Each of the through holes 340 is a hole formed at a position which does not overlap with any of the through holes 310, 320, and 330 and the electrode terminal 121 described above. In other words, each of the through holes 340 is a hole formed at a position which does not overlap with any of the through holes (the gas holes 150 and the lift pin holes 160) formed in the dielectric substrate 100 and the electrode terminal 121 in a top view. A space formed inside each through hole 340 functions as a “heat insulating layer” that prevents heat transfer between the dielectric substrate 100 and the base plate 200. Hereinafter, the space formed inside each through hole 340 will also be notated as a “space 340”.

In the electrostatic chuck 10 according to the present embodiment, the space 340 which is a heat insulating layer is arranged in plurality in the joining layer 300 so that the in-plane temperature distribution of the substrate W during processing becomes uniform. For example, by arranging the space 340 in the joining layer 300 at a position within the substrate W to be directly under a portion at which a temperature tends to be low, since cooling due to the base plate 200 is suppressed directly above the position, the temperatures of the dielectric substrate 100 and the substrate W locally rise. Accordingly, the in-plane temperature distribution of the substrate W can be made nearly uniform.

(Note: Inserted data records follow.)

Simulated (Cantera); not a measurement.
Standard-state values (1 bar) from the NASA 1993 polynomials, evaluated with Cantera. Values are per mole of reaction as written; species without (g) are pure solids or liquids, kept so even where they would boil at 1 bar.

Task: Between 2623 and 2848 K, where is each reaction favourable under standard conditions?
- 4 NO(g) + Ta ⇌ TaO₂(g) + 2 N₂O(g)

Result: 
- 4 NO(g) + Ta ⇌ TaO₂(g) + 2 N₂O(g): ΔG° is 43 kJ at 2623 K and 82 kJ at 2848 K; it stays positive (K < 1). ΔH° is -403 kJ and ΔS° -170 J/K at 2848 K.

A specific arrangement of the spaces 340 will be described. To make the arrangement of the spaces 340 clearer, in FIG. 3, illustration of the through holes 310, 320, and 330 is omitted and only the spaces 340 are illustrated as compared to FIG. 2.

In the present embodiment, the spaces 340 are formed in plurality in the joining layer 300 and all of the spaces 340 are circular spaces in a top view. In addition, the shapes of the respective spaces 340 are all the same.

Now, a proportion occupied by an area of the spaces 340 per unit area of the joining layer 300 will be defined as a “space proportion” when viewing from a direction perpendicular to the surface 110 which is a placement surface. While a size of the “unit area” is not particularly limited, an area more or less capable of including a plurality of a largest space 340 such as a region enclosed by a dotted line DL1 in FIG. 3 may be set as the “unit area” described above.

As shown in FIG. 3, in the present embodiment, the spaces 340 are not evenly arranged over the entire joining layer 300. Specifically, the plurality of spaces 340 are arranged so that the space proportion in a central part of the joining layer 300 becomes larger than the space proportion in an outer circumferential part of the joining layer 300. The “central part of the joining layer 300” refers to, for example, the region enclosed by the dotted line DL1 in FIG. 3 and the “outer circumferential part of the joining layer 300” refers to, for example, a region enclosed by a dotted line DL2 in FIG. 3. Sizes of the regions respectively enclosed by the dotted lines DL1 and DL2 are the same. The space proportion can also be described as, in a region enclosed by each dotted line, a proportion occupied by a total area of the spaces 340 included in the region.

In order to evenly perform processing such as film formation or etching over the entire substrate W, the in-plane temperature distribution of the substrate W is desirably made as uniform as possible during the processing. However, the outer circumferential part of the substrate W is less readily cooled by the electrostatic chuck 10 as compared to the central part of the substrate W and the temperature of the outer circumferential part tends to be higher than that of the central part. In other words, during processing of the substrate W, the temperature of the central part of the substrate W tends to be lower than that of the outer circumferential part of the substrate W.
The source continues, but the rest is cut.